Oh yes it is. /Panto
Then I'll just play any other edition besides 3.5e or 4e where I don't have to Rule Zero as much.
An ironic assessment given the original argument was about houserules and that it was indicated that you could houserule earlier games and that this advice was there. You've just reversed the goalposts, first saying that only TSR D&D encouraged you to make the game your own and now saying that you shouldn't use Rule Zero.
It is unstrictly true. It takes an hour to finish an average encounter. They planned it that way. Both rules and options have lengthened the average encounter--which is usually combat.
If by "rules" you mean "hit points", yes. A combat in 4e takes longer because in AD&D a standard goblin has IIRC 2 hit points - a level 1 non-minion 4e goblin has IIRC 27.
Hit point bloat is not the same as rules bloat - in terms of core rules, 4e is closer to oD&D than AD&D. It then adds options, but the rules remain simple and exception based.

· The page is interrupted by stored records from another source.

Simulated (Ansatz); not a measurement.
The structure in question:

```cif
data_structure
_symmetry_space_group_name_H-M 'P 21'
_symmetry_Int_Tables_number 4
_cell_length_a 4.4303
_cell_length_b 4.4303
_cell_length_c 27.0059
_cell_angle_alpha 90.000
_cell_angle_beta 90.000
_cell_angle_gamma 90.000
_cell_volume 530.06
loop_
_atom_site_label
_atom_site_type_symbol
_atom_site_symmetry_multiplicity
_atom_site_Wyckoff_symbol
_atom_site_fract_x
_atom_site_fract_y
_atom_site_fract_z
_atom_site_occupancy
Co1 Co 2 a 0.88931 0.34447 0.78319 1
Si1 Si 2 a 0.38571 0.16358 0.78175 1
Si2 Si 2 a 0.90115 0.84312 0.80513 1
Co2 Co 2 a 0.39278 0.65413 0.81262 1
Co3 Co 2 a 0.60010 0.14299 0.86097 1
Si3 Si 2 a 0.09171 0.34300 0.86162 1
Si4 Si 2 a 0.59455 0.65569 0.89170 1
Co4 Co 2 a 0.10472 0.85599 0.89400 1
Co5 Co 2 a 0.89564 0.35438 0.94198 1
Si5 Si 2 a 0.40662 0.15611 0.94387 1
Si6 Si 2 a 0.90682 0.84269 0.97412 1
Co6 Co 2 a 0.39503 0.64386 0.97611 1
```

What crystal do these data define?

Most of the "U"s in 4e PHB, from what I've seen, are geared for combat or they're not effective outside of combat.
Many are in the PHB - this proportion decreased over time. Without any non-combat utilities, you're still as competent as any non-casting AD&D character - utilities allow you to go above and beyond (which to be fair the thief is meant to be able to in 1e even if he took a stealth nerf in 2e with e.g. the downgrading of scale sheer surface to climb wall).
Like what fiction? Are you simulating fiction? or emulating fiction?
Emulating. In 4e the game ends up like a novel - in previous editions the game doesn't even resemble a
D&D novel that closely.
But you're right, the problem isn't the 4e character sheets. But they are badly presented. And I do know how to read them, I just don't want to because stopped playing 4e in 2009.
I started playing 4e in 2009, and the game has improved massively since then.
Well, Lorraine took over around 1986. So I guess that means anything before that year still surpasses 4e. This includes iterations of D&D where characters could be written on index cards.
Which is fine by me.
You mean iterations like 4e?
The only characters in AD&D that could be written on index cards were non-casters. Fighters or thieves. If you wanted to be a caster, all you actually could fit on the index card beyond first level was the
names of your spells and the page references. This is not your character - merely pointers.
In 4e you can write an Essentials fighter or Elementalist Sorceror on one side of an index card. A thief might take both sides - and I could probably manage most characters on that (most powers take about half a line each). (And it's one hell of a more usable format than the official character sheets for these classes).